The blog might have been quiet, but I have not…

Ey-up, Grigsoners! I’ve not posted for a while on the blog because I have simply run out of money this month. The move up has been pretty expensive and I only had two week’s pay to last me the whole month. Most of this has gone on petrol and boring moving things. However, I have been getting to explore the city and I’ve managed to find an excellent little farmers’ market very close to me. Tower Grove Farmers’ Market is small yet perfectly formed and has plenty of stalls to keep me busy.

I have found suppliers for Guinea fowl, wild rabbit, marrow bones and all-sorts of tricky to find poultry and meat-cuts.

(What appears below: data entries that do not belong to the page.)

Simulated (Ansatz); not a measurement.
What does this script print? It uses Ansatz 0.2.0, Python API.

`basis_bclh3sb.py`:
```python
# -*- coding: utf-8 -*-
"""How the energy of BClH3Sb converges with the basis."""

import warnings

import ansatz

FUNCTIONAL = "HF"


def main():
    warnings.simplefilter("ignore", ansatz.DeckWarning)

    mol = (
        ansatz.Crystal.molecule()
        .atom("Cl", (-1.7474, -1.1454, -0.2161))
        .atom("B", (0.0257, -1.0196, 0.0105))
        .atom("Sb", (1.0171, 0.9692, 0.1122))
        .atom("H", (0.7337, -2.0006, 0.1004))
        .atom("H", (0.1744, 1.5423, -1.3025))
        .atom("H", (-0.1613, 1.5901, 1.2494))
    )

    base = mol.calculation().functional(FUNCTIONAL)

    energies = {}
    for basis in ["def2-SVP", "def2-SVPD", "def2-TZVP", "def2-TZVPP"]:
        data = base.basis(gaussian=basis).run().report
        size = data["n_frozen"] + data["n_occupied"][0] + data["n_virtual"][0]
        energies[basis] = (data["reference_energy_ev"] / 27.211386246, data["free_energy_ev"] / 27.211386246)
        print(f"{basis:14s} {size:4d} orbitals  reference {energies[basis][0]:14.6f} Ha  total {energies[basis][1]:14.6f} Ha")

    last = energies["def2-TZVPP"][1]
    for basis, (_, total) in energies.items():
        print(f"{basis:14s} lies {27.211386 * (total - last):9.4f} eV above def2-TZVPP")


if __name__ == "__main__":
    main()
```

There’s also a lovely English lady called Jane who has an English bakery stall, plus a great tea stall too. I am looking forward to getting to know these people. I also went to St Louis’s most popular farmers’ market at Soulard last week. This one was rather disappointing as it wasn’t really a farmers’ market, just a huge normal food market really. Not that there’s anything wrong with that; I’m sure I’ll frequent it for fruit and vegetables, and there was a few good proper farmer-run stalls there, but no meat or fish really.

Talking of fish there are two great places for that kind of thing here – Bob’s Seafood sells a good range of sea fish and will order fish in for you too, plus they’ll portion the stuff as you request. Should be good to get the usually tricky-to-find mackerel and herring. There is also a huge Asian supermarket called Seafood City which is quite an experience; there’s a host of live fresh and seawater fish and crustaceans including eel. There’s also live turtle, which I actually found a little disturbing. Many of the species are killed in-store which is a bit gruesome. The killings only seem to occur once a week. Go on a Saturday and there fresh fish a-plenty. Go on a Thursday and it is a sorry site

One of my best friends of the blog is, of course, the internet and have found that of all places has an excellent grocery department. I have managed to get preserved ginger – a favourite ingredient of mine and never seen by me anywhere in a grocery store in the USA thus far. I’ve also managed to get some seaweed, not a thing really associated with English food anymore, though still popular in Wales and Ireland.

Lastly, I have also been attemping to flex my green fingers. Some herbs and vegetables are simply unavailable – both sides of the pond. I have therefore got hold of some heirloom seeds and have planted some winter savory (required for the lamb’s head in brain sauce recipe!) and chervil.

I’ve also bought a mint and a marjoram plant. I don’t want to get too cocky, so I am sticking with these four for now and I shall see how I get on. I am a terrible gardener so I won’t get too excited about it yet; my mint plant is already riddled with some kind of powdery mildew, though some chervil seeds have germinated, so you take the rough with the smooth. The aim is to get a full herb garden growing. We shall about that one…

5 thoughts on “The blog might have been quiet, but I have not…

  1. We were behind you in line Saturday at Jeremy's (MO Grassfed beef). Be sure to check out the Farmer's Market Wednesdays at Schlafly Bottleworks. There will be some overlap with Tower Grove vendors, but also some differences. Also check out Global Foods Market in Kirkwood ( and Jay International on South Grand. Welcome to STL!


  2. Didn't mean to be an eavesdropper but I heard \”Neil\” and Jeremy said you had an English food blog. You're the second Google result for \”neil english food st louis\”. So welcome and enjoy!


  3. Ah, well that makes sense then! Thanks again for checking out the blog. If you have any more suggestions for finding foods let me know! In fact I am going to put a list of the tricky to find foods very soon (probably this week, actually), so if you have any ideas there I'll be most grateful…


  4. I'm actually of the opinion that as America's obsession with food grows – as evidenced by the popularity of all the cook off reality shows – we'll see smaller, local restaurants give the chains a run for the money. Small chef-owned restaurants with smaller, focused menus are serving up great casual food using locally sourced ingredients.